United States District Court, Eastern District of California
Jan 3, 2024
1:23-cv-00261-CDB (E.D. Cal. Jan. 3, 2024)

Opinion

1:23-cv-00261-CDB

01-03-2024

PRINCIPAL LIFE INSURANCE COMPANY, Plaintiff, v. THE ESTATE OF SERGIO BOTELLO DIAZ, et al., Defendants.


FINDINGS AND RECOMMENDATION TO GRANT PRINCIPAL LIFE INSURANCE COMPANY'S MOTION FOR DEFAULT JUDGMENT (DOC. 25) 14-DAY DEADLINE CLERK OF COURT TO ASSIGN DISTRICT JUDGE

Pending before the Court is the motion of Plaintiff Principal Life Insurance Company (“Principal”) for default judgment against Defendant Rogelio Botello Diaz (“Rogelio”), filed on November 21, 2023. (Doc. 25). No Defendant filed an opposition to the motion and the time to do so has expired. On December 27, 2023, the Court convened for hearing on the motion. (Doc. 26). Attorney Cindy Rucker appeared on behalf of Principal via Zoom videoconference and no other parties made an appearance. Id. For the reasons set forth below, the undersigned recommends that Principal's motion be granted.
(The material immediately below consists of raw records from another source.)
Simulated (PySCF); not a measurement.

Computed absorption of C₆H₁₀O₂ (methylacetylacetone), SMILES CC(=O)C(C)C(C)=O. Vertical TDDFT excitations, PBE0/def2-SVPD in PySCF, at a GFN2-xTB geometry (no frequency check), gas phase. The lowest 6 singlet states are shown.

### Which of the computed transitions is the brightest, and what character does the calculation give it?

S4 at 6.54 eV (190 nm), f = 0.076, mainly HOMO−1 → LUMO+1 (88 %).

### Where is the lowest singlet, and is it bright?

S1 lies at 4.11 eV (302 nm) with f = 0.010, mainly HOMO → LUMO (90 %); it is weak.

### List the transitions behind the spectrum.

The undersigned shall refer to Defendant Rogelio Botello Diaz as “Rogelio” for the sake of simplicity as several other defendants share his surname.

Background

Principal initiated this action with the filing of a complaint in interpleader on February 17, 2023. (Doc. 1). Principal's claims arise in connection with the passing of Sergio Botello Diaz (the “Decedent”), who was an employee of Grimmway Enterprises, Inc., and a participant in a Grimmway-sponsored, ERISA-governed employee welfare benefit plan (the “Plan”). Id. ¶11. Decedent was covered under a group term life policy and other components of the Plan, issued by Principal to Grimmway. Id.

The Decedent passed away on September 5, 2021, in Arvin, California, as a result of multiple gunshot wounds. Id. ¶14. Decedent's death was confirmed to be a homicide. Following his death, the Decedent's benefits under the Plan became payable, including group term life benefits in the amount of $10,000, voluntary term life benefits valued at $500,000, and accidental death and dismemberment benefits in the amount of $500,000. Id. ¶15.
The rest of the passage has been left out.